Database in Container

Database in Container


Before we try to answer the question, we must first understand

  • What are you really expecting from a data tier?
  • Do you need it to be scalable?
  • Do you need it to be highly available?
  • Do you require non-production environments to quickly spin up for testing/development and destroy them without leaving any traces?
  • Does your database provide a built-in feature to automatically synchronize nodes in a cluster? like couchdb
  • Does your database has poor sharding configuration?
  • Is it really data in your database or your application actually requires caching solutions like Redis?
  • Do you require consistent read/write performance from the database?
  • What are your latency, throughput expectations?
  • Do you expect occassional spikes? How well it is addressed in overall architecture? OR the whole load is sent to the database?
  • Does your database assumes underlying hardware for managing spikes?

If you can find answers to most of the above questions, it will definitely help you to decide whether Containerizing a database is really worth it. In fact, it is very intimidating to deploy application and database using the same tools. But release process for database differs from the application. The ability to rollback or push the changes in a database for every release must be well thought. Changes made to the database cannot be easily rollbacked. Unlike code, you can’t simply pull from a specific tag and deploy the database version you desire.

By now, we do understand that making a decision about containerizing database is not as easy as containerizing application. Let’s have a look at broad level requirements for database

Guaranteed Persistence

Since containers are ephemeral, it is advised to not maintain any state which may be required after container instance has been lost. So the usual practice is to mount the volume from host instance and make it available to Container. In Docker, it is usually achieved using the following

docker run –name dev_db_sql -v /host/dir:/var/lib/mysql ….

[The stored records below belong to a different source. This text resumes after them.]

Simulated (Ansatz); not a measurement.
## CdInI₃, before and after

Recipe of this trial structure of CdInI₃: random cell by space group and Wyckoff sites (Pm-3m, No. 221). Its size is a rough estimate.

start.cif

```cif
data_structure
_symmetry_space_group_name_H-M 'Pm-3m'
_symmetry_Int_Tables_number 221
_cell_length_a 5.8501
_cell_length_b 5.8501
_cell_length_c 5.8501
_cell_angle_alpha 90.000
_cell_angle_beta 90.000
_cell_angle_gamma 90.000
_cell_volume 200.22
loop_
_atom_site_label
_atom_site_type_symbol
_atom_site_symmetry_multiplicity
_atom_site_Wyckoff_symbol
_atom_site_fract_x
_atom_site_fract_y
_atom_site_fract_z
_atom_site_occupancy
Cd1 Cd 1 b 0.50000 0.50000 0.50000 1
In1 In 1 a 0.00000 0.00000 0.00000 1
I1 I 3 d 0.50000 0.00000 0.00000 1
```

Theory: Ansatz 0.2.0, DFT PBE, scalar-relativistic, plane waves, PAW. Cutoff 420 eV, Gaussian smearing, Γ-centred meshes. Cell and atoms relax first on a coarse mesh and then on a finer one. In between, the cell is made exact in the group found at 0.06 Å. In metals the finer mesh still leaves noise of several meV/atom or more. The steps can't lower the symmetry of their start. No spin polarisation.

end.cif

In above example the host directory is made available using -v argument. What if the host itself fails? This leads to another approach, wherein data need to be stored on shared instance. Hence even if the database fails, the shared storage can be mapped to another instance. Thats not all, there are lot of plugins available to manage volume, have a look at Convoy and NetApp Trident.

Cloud Database

It is worth noting that Cloud has become an important factor while deciding future of Organization’s digital capabilities. Whether it is a private cloud or public cloud, the aspect of employing service to enable agility, time to market and cost efficiency are key factors for IT strategies. There are now many vendors who are offering Database as a Service (DaaS) which takes away the burden of addressing non-functional requirements with SLA. The vendors are offering Multi-AZ (availability zone) deployments to guarantee high availability, read replicas for high scalability OR auto-scaling databases (mostly NoSQL) as per spike in demands. All this available at very lucrative cost.

While all this may sound very interesting and perfect choice instead of containerizing database, there are few caveats need to be considered. Consuming such services from remote applications will add extra latency. Moving data to cloud proves that data is portable but it doesn’t make it more persistent. Here is an interesting post from Joyent.

Polyglot database

Do you think the data being held by your database can actually be categorized into isolated models that each can act independently? Often, not all datasets need to reside in one single monolith database. Gone the days, when the Relational databases were only an option considered to store entire data. We can now see, there are many options like Graph database, Document database, Columnar database, Key-Value etc. Being able to categorize the data and looking at the trend of how data has been accessed, it is necessary to identify appropriate database solution for given requirement. This also gives freedom to employ different scaling patterns to each of the systems independently.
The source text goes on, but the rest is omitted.